Asian Development Bank Prepares Afghanistan for New Dam
MANILA, Philippines, November 5, 2004 (ENS) - Water resources management and irrigated agriculture development are about to transform parts of Afghanistan due to a grant package approved today by the Asian Development Bank (ADB). The technical assistance package will include planning and assessment for a new dam on the Hari Rud River that could expand the area of land under irrigation.
The Bank is contributing a grant of $1.2 million toward the $2.06 million total cost of the technical assistance and will administer a grant of $760,000 equivalent provided by the government of Canada. The government of Afghanistan will finance the remaining $100,000 equivalent.
The goal is to improve water resource management at all levels in Afghanistan, from farm level to basin management. It will also rehabilitate, modernize and develop new irrigation and water resource infrastructure, lay the foundations of improved agricultural productivity, and ensure the integrity of watershed resources, the ADB says.
Little of the irrigation potential of the western river basins in Afghanistan has been tapped. But in the middle and lower Hari Rud basin, around Herat, 29 traditional irrigation systems exist with more than 500 kilometers (300 miles) of main canals that irrigate 100,000 hectares (386 square miles) as well as provide water for livestock, domestic use, and municipal supplies.
The existing systems, which are centuries old, are in need of major repair as decades of civil unrest have made routine maintenance difficult and starved the sector of resources and equipment.

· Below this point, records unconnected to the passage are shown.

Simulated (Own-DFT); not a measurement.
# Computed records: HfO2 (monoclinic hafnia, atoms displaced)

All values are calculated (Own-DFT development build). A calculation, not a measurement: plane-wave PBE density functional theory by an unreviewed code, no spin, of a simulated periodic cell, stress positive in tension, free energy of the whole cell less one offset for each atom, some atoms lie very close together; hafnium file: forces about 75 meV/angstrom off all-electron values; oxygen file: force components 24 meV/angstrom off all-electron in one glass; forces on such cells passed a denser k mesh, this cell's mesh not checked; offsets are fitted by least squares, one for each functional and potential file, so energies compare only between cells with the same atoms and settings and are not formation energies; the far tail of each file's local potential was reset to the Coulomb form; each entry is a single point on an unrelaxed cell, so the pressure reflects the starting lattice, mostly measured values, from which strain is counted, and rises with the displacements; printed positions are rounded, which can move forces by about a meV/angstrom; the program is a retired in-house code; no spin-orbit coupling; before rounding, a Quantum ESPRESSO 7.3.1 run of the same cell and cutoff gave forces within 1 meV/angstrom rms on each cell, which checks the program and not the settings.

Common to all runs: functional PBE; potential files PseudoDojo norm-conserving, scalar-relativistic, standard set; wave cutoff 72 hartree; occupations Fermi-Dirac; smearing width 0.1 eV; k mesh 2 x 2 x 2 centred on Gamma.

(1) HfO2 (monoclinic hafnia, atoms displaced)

"Increasing the productivity of irrigated agriculture and strengthening water resource management are critical to improving the overall rural economy and reducing poverty," says Thomas Panella, an Asian Development Bank water resources specialist.
"In addition to improving existing systems, new land could be brought under irrigation in the western basins, providing significant benefits to rural communities," says Panella.
Bringing new land under irrigation means reviving plans for the Salma Dam on the Hari Rud River which was started and abandoned in the early 1980s. Construction of the dam at this point has been proposed by the government of India, which supported the original project. Funding has been earmarked for the project although no construction schedule has been proposed and the updated feasibility study is not yet available.
The 700 mile (1,130 km) long Hari Rud River arises in the Kuh-e Baba range of central Afghanistan, and flows west and then north into the steppes south of the Kara Kum desert in Turkmenistan. The river irrigates the fertile valley of Herat in northwest Afghanistan, and ends in the Tejen oasis in Turkmenistan, a wheat, cotton, and cattle raising area.
The proposed development of Salma Dam on the Hari Rud River increases the need for basin management and planning since the dam may have a large impact on the flow regime of the river, the Bank suggests.
Strategies to most effectively exploit the damís potential for irrigated agriculture in consonance with its planned hydropower generation need to be developed, and basin development should take place within socially and environmentally sound policy frameworks, which do not yet exist.
The technical assistance will allow evaluation of different release regimes in the Hari Rud Basin under the proposed Salma Dam to optimize irrigation rehabilitation and development activities and will review all aspects of the Salma Dam project to ensure that it reflects international best practice and is consistent with ADB social, environmental, and economic guidelines, the Bank said.
The ADB wants to help maximize Salma Dam's development impact, the Bank said, and part of that desire is concern for the "reputational risk" the bank and its cofinancing partners are taking in financing this technical assistance project.
As part of the technical assistance, the project will hire a resettlement specialist to assess all potential resettlement impacts and prepare a resettlement framework consistent with the Bank's guidelines and "assess resettlement activities and plans associated with development of Salma Dam."
Critical to sustaining the water resources on which irrigation depends are the watersheds in the western basins. These have come under increasing pressure and are severely degraded in many areas, greatly affecting the poor and other marginalized groups who depend on these resources.
No institutions exist to manage water at a basin level within the western basins and little data exist to allow adequate water resource planning, the Bank says.
Although improved irrigation is vital to increase agricultural productivity, other factors are involved. The Afghan Department of Agriculture lacks the capacity to deliver agricultural support services. Farmers need assistance with inputs, extension, postharvest facilities, and marketing.
In a country prone to prolonged periods of drought, 85 percent of people remain reliant on agriculture for their livelihood.
The technical assistance will take an integrated approach to designing a project that will establish the needed capacities and frameworks to support successful and sustainable programs and physical infrastructure.
Within an integrated water resource management framework, technical experts hired for the project will prepare an program based on feasibility studies for subprojects and civil works, policies and institutional frameworks, capacity building programs, service delivery mechanisms and strategies, and monitoring and evaluation procedures.
The Afghan Ministry of Finance is the executing agency for the technical assistance, which is to be carried out over about eight months.
In total, the Asian Development Bank aims to prepare an investment project for western Afghanistan in the range of US$60-80 million, of which US$40 million would come from the Bank.